In West Berlin, the Turks are concentrated in working-class neighborhoods in the boroughs of Kreuzberg, Wedding, Schoneberg, and Neukolln, along or near the Berlin Wall. These areas, full of old factories built with reparations money extracted from France after the Franco-Prussian War, are also full of houses built in haste to house the workers in those factories: one- and two-room apartments sans bath and with shared toilet facilities.

As a rebuilt West Berlin rose from the rubble, these older neighborhoods (which suffered relatively less during the war) were forsaken by those who could afford to leave. Those remaining were the less affluent and the elderly - whose share of the population in these areas is even greater than in West Berlin as a whole, where 25 percent of the inhabitants are over 65.

Wolf Mayer, a social worker in the central part of Wedding, has a huge map of the borough in his office. Buildings housing foreign families are marked with colored pushpins - green for Turks, blue for Yugoslavs, and white for Italians. And central Wedding looks like a dense forest of little green trees. Although the borough as a whole has a foreign population of some 20 percent, in certain blocks that figure goes up to 50 to 70 percent.

On a stroll through the neighborhood Mr. Mayer takes a visiting reporter through inner courtyard behind inner courtyard. The molded plaster in the passageways is crumbling, paint is peeling, and plastic substitutes for some of the missing windowpanes.

Some of the buildings are being razed or rehabilitated - as condominiums or cooperative apartments.

It is now ''suggested'' by the city government that developers set 15 percent of new apartments aside for foreigners.

But Mr. Mayer says it is not illegal for a landlord simply to tell a Turk who wants to rent an apartment, ''I don't want you.''

And the West Berlin Senate, at the request of the ''little city halls'' in Kreuzberg and Wedding, have capped the immigration of new Turkish families into those boroughs. The educational problems of the Turks are considerable, especially in the case of those who arrive here as illiterate adolescents with little hope of catching up with their schoolfellows before hitting the job market. Hence the recent push to drop from 16 to six the maximum age for children allowed in under the reunification policy.

Meanwhile, the German parents in places like Wedding fear that too high a concentration of Turkish children in the schools will slow the progress of their own children. If foreign children make up more than 25 percent of a class, they are given a class of their own - usually with a teacher who speaks no Turkish.

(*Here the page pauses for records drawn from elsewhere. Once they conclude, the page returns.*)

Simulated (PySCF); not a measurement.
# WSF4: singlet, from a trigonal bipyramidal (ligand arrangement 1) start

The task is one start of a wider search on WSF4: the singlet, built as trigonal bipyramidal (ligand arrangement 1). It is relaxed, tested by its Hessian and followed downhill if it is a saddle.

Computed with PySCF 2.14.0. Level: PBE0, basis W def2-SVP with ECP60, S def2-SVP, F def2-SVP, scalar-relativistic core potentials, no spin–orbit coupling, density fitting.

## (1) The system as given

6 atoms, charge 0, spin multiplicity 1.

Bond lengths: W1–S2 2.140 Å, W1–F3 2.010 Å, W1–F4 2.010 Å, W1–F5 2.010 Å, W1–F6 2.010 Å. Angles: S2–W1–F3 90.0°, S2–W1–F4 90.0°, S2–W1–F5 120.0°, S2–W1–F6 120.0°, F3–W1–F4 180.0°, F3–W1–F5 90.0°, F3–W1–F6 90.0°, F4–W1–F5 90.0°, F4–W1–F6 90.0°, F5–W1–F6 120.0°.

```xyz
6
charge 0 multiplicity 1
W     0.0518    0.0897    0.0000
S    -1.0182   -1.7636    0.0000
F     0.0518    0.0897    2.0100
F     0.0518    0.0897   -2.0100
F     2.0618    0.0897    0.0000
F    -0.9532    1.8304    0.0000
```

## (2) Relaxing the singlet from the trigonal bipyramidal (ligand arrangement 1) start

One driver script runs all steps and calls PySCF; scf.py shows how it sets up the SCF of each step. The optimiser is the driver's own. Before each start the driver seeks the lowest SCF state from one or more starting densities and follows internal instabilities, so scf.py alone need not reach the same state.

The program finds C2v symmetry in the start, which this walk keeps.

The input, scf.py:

For the younger children - German and Turkish - there is concern that there aren't enough nursery school and kindergarten slots to give them the boost they need to enter first grade. And some of the Turkish parents are reluctant to put their little girls into school before they are legally obliged.

How likely are they to stay? Or to become really integrated into West German society?

''The older generation - the ones who have been here 10 years or more - probably will go back eventually,'' Mr. Mayer suggests. ''The younger generation? Oh, they travel with their parents to the old country, and they enthuse about how lovely it all is - but they won't really go back.

''The third generation - the ones who were born here - are the question mark. How well will they fit into society? If they end up competing with Germans for jobs, it could be tough.''

There are already 66,000 unemployed in West Berlin. On the other hand, it's hard to imagine any people willingly resigning themselves to permanent underclass status in low-paying service jobs West Germans don't want.